Tuesday, June 21, 2011

On working with radiation

Today I started using radioactive labels in the lab. It's a little unnerving at first, because your only defense against exposure is to literally hide from it. I'm not even kidding. It's not like a bad smell which maybe, if you're lucky, will waft the other way. This stuff travels in straight lines in every direction. You work with a Geiger counter next to you which emits infrequent blips, until you open up the container of pure radiolabeled material. Now the counter is making a sound that necessitates the lab phrase "screaming hot" (where 'hot' is slang for 'radioactive'). So that's cool.

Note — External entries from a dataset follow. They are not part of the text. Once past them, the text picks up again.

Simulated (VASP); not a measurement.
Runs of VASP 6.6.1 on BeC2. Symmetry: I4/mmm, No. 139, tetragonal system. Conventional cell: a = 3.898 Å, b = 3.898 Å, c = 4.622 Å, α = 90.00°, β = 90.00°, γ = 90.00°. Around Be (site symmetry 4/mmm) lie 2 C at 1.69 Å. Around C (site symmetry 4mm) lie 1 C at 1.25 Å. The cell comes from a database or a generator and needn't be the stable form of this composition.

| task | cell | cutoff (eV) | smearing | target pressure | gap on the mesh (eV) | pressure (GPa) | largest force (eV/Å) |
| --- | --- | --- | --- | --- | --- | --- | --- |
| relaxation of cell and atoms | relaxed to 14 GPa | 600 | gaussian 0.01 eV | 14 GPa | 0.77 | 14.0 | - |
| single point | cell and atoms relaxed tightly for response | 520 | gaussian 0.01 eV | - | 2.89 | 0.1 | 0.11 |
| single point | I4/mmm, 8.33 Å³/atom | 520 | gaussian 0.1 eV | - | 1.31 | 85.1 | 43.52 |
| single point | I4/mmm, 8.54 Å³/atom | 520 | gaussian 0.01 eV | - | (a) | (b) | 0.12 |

I guess it's nice that there's a plexiglass shield that I work behind to keep it from irradiating me. But then you realize that the person you're talking to from the lab down the hall has actually positioned themselves with a steel filing cabinet between the two of you, so you start second-guessing how safe you really are. Every blip on the Geiger counter becomes an immediate concern. When moving things about the lab, the plexiglass shield has a little shelf so you can carry stuff around without taking it from behind the shield. I catch myself "pointing" the shield away from people (because it has no back to speak of), but then I realize it's nearly pointless because radiation goes in every direction. It peters out at certain distance, but who wants to be Bubble Boy?

I suppose it's just something I'll have to adjust to. There's a whole new set of precautions to take, which I admit does give me plenty of opportunities to wear my semi-tinted, semi-reflective safety glasses. And I have plenty of bench space to myself now, because no one wants to cozy up to the guy whose samples are radioactive. Oh well, gotta take the good with the questionably unhealthy every now and then.